NVIDIA's Ada Lovelace GPU Allegedly Brings A 2X Uplift Over Ampere At Twice The Power

GeForce RTX 3090
Forget for a moment that graphics cards are scarcer than unobtanium. We all know the situation by now, and it's still going to be a bit before things change. That said, new products will continue to manifest. For NVIDIA, that means an eventual GeForce RTX 40 series (if sticking with the the present naming convention), and rumor has it those next-gen parts will deliver a huge performance uplift, albeit at a cost.

The codename that keeps popping up as the successor to Ampere is Ada Lovelace. NVIDIA has not formally introduced anything at this still-early stage, but if past rumors pan out, it will be built on a 5-nanometer manufacturing process, with a flagship consumer offering—GeForce RTX 4090, presumably—cranking the clock to 2.2GHz.

It's also said the top Ada Lovelace card will pair an unspecified amount of GDDR6X memory with a 384-bit memory bus, which is the same configuration as the current flagship card, the GeForce RTX 3090. But while there may not be a leap to significantly faster memory or a fatter memory bus, the GPU architecture could bring some big gains.

NVIDIA Ada Lovelace GPU

The latest unofficial update comes from leaker @greymon55, who claims NVIDIA's next-gen GPU will offer "double performance" and "double power consumption" compared to Ampere. They also pose the question, "Can you take it?"

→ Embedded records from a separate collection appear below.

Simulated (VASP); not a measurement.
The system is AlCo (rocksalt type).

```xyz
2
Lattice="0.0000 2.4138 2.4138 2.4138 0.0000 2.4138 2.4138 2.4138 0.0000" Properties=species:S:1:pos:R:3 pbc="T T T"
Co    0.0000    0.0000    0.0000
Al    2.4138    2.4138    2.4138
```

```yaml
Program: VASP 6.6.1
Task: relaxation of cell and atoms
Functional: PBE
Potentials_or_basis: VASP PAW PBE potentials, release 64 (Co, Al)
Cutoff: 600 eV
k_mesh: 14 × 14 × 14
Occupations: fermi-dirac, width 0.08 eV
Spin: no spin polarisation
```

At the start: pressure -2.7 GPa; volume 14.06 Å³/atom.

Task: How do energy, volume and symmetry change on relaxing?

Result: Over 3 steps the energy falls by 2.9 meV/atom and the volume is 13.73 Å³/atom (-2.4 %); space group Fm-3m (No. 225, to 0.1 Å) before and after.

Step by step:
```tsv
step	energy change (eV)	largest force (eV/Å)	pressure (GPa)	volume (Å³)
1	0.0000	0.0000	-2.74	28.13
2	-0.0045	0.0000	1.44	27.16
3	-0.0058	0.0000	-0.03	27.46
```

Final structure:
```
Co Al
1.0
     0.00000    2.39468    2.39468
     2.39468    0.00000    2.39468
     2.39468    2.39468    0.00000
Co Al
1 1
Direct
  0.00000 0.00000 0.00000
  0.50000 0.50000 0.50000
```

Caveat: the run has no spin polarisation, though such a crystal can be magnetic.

A valid question for sure, especially when the general expectation from transitioning to a smaller node is better power efficiency. However, graphics cards continue to pull more power from the outlet (and your power supply), and rumor also has it that next-gen GPUs that tap into the PCI Express 5.0 bus will adopt a new power connector capable of delivering 600W.

It's not necessarily a matter of being wasteful with resources, though. Yet another rumor suggests NVIDIA's next-gen AD102 GPU will manifest with up to 18,423 CUDA cores in the GeForce RTX 4090. That's a nearly 76 percent increase in the number of CUDA cores. Combined with whatever architectural gains Ada Lovelace delivers over Ampere, it's easy to make the speculative leap that it could indeed be twice as powerful, while consuming quite a bit more power. We'll see.